A GTA couple is living a nightmare.
Yixing Hu and David Lea were looking to buy home, got sucked into a bidding war, won it, had to back out, and now they have been ordered by the Ontario Supreme Court to pay the sellers $470,000 — even though they didn't end up buying the home.
Before you find out why this is the case, you need to learn their story ... As do any homebuyers.
Because you don't want to fall into this trap too.
In March of 2017, Douglas and Sheila Gamoff listed their Whitchurch-Stouffville home for $2 million. The property included a 2,800-square-foot heated 14-car garage and over an acre of land.
Just days after it hit the market, the home had three potential buyers. Hu and Lea were one set of these buyers and offered $2.05 million.
Given the multiple offers, the Gamoffs' realtor wanted the pair to come back with a higher offer.
While the judge's ruling, shared by the Toronto Sun, states Hu and Lea had no desire to get involved with a bidding war, the hot market still lured them. They won the property with a bid of $2.25 million. And so the nightmare began ...

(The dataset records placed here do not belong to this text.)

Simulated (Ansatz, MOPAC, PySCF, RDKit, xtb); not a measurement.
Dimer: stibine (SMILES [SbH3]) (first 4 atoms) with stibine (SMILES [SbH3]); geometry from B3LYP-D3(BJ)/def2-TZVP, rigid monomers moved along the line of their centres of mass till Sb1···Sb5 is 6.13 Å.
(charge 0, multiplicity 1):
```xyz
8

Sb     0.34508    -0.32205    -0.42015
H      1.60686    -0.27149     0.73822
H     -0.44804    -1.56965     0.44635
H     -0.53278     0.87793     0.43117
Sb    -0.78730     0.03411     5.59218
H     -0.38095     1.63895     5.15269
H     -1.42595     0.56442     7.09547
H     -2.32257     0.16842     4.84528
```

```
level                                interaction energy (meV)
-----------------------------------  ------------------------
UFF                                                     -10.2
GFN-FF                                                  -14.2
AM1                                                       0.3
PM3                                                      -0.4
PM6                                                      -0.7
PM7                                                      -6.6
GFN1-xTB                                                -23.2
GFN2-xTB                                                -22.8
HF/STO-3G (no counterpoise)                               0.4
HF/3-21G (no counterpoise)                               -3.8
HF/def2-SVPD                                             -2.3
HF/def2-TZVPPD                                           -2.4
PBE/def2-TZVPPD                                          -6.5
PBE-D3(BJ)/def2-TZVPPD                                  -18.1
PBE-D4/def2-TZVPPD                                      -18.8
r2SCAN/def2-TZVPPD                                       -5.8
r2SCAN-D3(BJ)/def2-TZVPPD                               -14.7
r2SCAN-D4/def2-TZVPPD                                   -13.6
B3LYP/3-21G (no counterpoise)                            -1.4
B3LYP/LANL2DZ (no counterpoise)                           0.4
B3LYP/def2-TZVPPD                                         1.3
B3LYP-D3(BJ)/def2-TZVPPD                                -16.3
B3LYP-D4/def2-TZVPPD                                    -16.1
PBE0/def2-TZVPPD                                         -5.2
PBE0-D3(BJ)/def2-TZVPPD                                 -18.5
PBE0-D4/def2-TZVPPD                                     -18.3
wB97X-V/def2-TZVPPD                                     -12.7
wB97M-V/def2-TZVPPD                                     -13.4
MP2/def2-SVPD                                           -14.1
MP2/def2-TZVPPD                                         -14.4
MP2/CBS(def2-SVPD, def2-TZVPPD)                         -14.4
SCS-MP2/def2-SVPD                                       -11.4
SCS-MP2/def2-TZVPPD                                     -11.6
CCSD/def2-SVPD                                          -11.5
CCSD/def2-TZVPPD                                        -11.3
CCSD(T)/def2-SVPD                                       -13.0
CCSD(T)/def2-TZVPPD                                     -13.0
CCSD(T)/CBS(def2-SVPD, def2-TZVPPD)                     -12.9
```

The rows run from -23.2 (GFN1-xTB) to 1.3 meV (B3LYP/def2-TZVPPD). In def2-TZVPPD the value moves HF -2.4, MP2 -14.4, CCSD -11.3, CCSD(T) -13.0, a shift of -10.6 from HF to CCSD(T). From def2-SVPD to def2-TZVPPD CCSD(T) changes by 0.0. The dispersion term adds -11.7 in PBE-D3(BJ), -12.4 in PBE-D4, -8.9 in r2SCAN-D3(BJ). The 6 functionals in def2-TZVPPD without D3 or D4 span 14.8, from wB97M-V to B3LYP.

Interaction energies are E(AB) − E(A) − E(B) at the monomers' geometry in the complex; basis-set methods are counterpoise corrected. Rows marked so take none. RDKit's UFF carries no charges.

As the judgment indicates, the couple couldn't get the financing — and the offer wasn't conditional on securing financing.
Hu and Lea wanted out. They had to go the Gamoffs' lawyer to plead their case. So the Gamoffs had to go into damage-control mode and relisted their home for $2.25 million.
Now they were the ones with a nightmare on their hands. It was May. The market had cooled. Significantly.
Two weeks went by. No offers. They lowered the price to $1,998,000.
Two more months went by. Nothing.
At the end of July, the Gamoffs dropped the price — again — to $1,798,000. The home sold within two weeks.
So the sellers wanted to recoup their losses and sued Lea and Hu for the difference from the original $2.25 million sale price.
In his ruling, Ontario Superior Court Justice Mark Edwards found the Gamoffs “are entitled to damages based on the difference between the contracted for sale price between the parties and the ultimate sale price of $1,780,000. The plaintiffs are also entitled to the special damages claimed.”
Justice Edwards also noted, “When the residential real estate market is a rising market, most people — perhaps with the exception of first-time buyers — are happy homeowners and investors.”
“When the market turns and drops, it is not for the faint of heart. The facts of this case tragically demonstrate how one family, presumably desperate for their dream home, became embroiled in a bidding war and overextended their ability to finance the purchase price of that dream home.”